Rachmaninoff Third, Part One

This is going to be a multi-installment blog about my experience performing the Rachmaninoff Third Concerto in Maryland with the Frederick Symphony Orchestra on May 7, 2011. It will answer the questions that audience members asked me afterwards. It will also answer my own question, which is: why was this the best concert I ever gave in my life so far?

I had performed the same piece with the Baton Rouge Symphony in 2007, but there was something different about the May 7 concert that set it apart from all the others. The audience was amazed (that word was used over and over) by this concert. People even brought flowers to me a week later, and when audience members speak about the concert up to three weeks later (the date of this writing), the energy with which they speak of it is undiminished.

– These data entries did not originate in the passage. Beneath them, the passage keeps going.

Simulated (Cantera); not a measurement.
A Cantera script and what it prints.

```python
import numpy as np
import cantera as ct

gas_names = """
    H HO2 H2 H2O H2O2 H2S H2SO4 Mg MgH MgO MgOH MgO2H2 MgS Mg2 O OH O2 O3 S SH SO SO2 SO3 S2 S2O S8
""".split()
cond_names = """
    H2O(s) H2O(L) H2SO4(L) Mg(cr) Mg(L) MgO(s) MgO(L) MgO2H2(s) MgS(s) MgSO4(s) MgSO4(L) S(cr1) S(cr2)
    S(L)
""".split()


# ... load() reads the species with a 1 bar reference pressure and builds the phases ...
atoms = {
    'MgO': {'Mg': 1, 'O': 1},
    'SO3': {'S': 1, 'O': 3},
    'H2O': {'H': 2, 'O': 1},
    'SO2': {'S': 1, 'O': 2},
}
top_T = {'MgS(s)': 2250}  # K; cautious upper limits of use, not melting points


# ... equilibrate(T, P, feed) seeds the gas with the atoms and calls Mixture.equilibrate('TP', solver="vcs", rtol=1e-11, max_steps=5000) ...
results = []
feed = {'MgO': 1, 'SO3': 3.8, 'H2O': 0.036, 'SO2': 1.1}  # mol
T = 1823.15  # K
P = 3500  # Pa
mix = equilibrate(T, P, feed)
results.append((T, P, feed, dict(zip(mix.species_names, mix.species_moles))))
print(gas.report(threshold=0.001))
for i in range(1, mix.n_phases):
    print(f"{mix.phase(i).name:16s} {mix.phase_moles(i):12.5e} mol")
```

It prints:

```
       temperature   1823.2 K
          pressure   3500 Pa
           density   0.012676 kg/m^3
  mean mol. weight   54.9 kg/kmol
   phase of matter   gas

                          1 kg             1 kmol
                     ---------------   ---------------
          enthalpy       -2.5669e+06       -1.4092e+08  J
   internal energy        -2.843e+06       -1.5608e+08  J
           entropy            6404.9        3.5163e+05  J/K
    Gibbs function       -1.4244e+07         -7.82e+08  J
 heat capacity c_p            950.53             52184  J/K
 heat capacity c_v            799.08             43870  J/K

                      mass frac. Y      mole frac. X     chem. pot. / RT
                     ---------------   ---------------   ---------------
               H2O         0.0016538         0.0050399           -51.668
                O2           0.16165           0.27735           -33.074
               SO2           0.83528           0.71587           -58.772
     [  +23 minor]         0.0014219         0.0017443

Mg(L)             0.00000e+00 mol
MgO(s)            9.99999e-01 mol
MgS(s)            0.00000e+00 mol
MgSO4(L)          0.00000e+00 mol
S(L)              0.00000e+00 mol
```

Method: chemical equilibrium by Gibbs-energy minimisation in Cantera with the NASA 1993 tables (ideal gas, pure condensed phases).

I am going to say that this was not because of the excellence of the piano playing. People kept telling me afterwards that they were very impressed when they had heard me perform before, but that this was something surpassing.

Excellence, in fact, is what I have always held as a measure and a goal in my music making. But there is something else that can come to a person, something that I had never imagined, and that was made possible by an unusual set of conditions that drove this performance of the Rachmaninoff Third Concerto.

When people told me how amazing it was, I felt that they were talking more about themselves than about me. It was as if we were sharing the experience. They had witnessed lead being transformed into gold, excellence being transformed into—something else.

–Jeffrey Chappell

3 thoughts on “Rachmaninoff Third, Part One”

  1. Rob Harper

    Wow, this is “amazing” JC! I’m so sorry I missed it – I was in North Carolina for Mother’s Day that weekend. Thanks for sharing your thoughts and feelings about this transcendent event. The symbiotic experience of the performer and the audience is the essence of what music is all about; indeed, what comes from the heart goes to the heart, and it sounds like that’s what occurred on May 7th.

    Love & Light,
    Rob Harper

    1. Jeffrey Post Author

      Exactly so, there was the heart-to-heart element, and Rachmaninoff often said that music should be “from the heart”. And there was still one more aspect in addition to that, which I finally reveal in Part Nine.